EU Ends Bail-Out of Spanish Banks

Written by | Wednesday, January 8th, 2014

The EU ended bailing-out Spanish banks claiming that they are back on a common ground though unemployment still skyrockets in the country. The announcement about the end of the financial help was made by Klaus Regling, the Director of the Luxembourg-based European Stability Mechanism (ESM). Mr Regling also said the endeavour of many to get Spain out of bankruptcy was impressive and he forecasted that Spain was on the right track towards sustainable growth and stability. Moreover, he praised the EU austerity measures saying that the willingness of households and individuals to withstand temporary hardship for the sake of a healthy and long-term recovery was truly meaningful.
Spain is to officially exit its bail-out later in January after Ireland finished its aid program in December 2013, and Greece already announced it would finish its own soon too. Yet, unlike Greece, Italy, Portugal, and Cyprus, Spain’s bail-out struggle did not include a full-blown state rescue but the initiative was limited to its banking sector only. The ESM therefore provided the country with a 100-billion-euro credit line to help its banks. In the end, though, the ESM provided a new Spanish body – the Fondo de Restructuracion Ordenado Bancaria (FROM) – with more than 41 billion euro channelling loans to bankrupting lenders. Most of these loans are to mature in about ten years’ time.
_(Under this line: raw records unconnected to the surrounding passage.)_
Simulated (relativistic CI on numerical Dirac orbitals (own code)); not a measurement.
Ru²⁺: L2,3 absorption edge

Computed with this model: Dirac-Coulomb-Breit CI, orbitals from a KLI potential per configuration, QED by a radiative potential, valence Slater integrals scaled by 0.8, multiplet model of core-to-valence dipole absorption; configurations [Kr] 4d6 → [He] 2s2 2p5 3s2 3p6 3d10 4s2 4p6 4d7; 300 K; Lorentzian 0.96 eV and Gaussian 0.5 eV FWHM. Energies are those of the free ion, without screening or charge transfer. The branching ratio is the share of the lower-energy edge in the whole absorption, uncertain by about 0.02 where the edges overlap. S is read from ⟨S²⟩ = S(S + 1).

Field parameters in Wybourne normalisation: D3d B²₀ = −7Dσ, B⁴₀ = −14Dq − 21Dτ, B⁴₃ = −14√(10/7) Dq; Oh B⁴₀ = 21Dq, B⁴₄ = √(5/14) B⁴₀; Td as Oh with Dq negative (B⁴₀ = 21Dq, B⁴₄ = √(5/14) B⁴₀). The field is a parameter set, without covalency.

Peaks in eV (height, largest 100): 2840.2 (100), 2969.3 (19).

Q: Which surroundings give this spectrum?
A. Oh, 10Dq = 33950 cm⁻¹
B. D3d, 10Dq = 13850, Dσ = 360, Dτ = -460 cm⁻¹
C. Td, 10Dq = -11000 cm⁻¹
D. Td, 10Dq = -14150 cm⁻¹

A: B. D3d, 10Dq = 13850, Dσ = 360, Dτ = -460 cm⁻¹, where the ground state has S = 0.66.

The Spanish government announced that it would not seek any additional financial assistance after its rescue program ends. The country is also currently selling some of its re-nationalized banks that obtained financing from the ESM and FROM. Nonetheless, Brussels warned the Spanish government that the country is still not fit despite positive news as lending to private sector is still falling considerably. Most gravely, official figures still report the unemployment rate of more than 26 percent with almost 60 percent of those under 25 years old being jobless. Spain’s unemployment is the second worst in the EU28 after Greece (about 27 percent) and followed by Croatia (about 17 percent).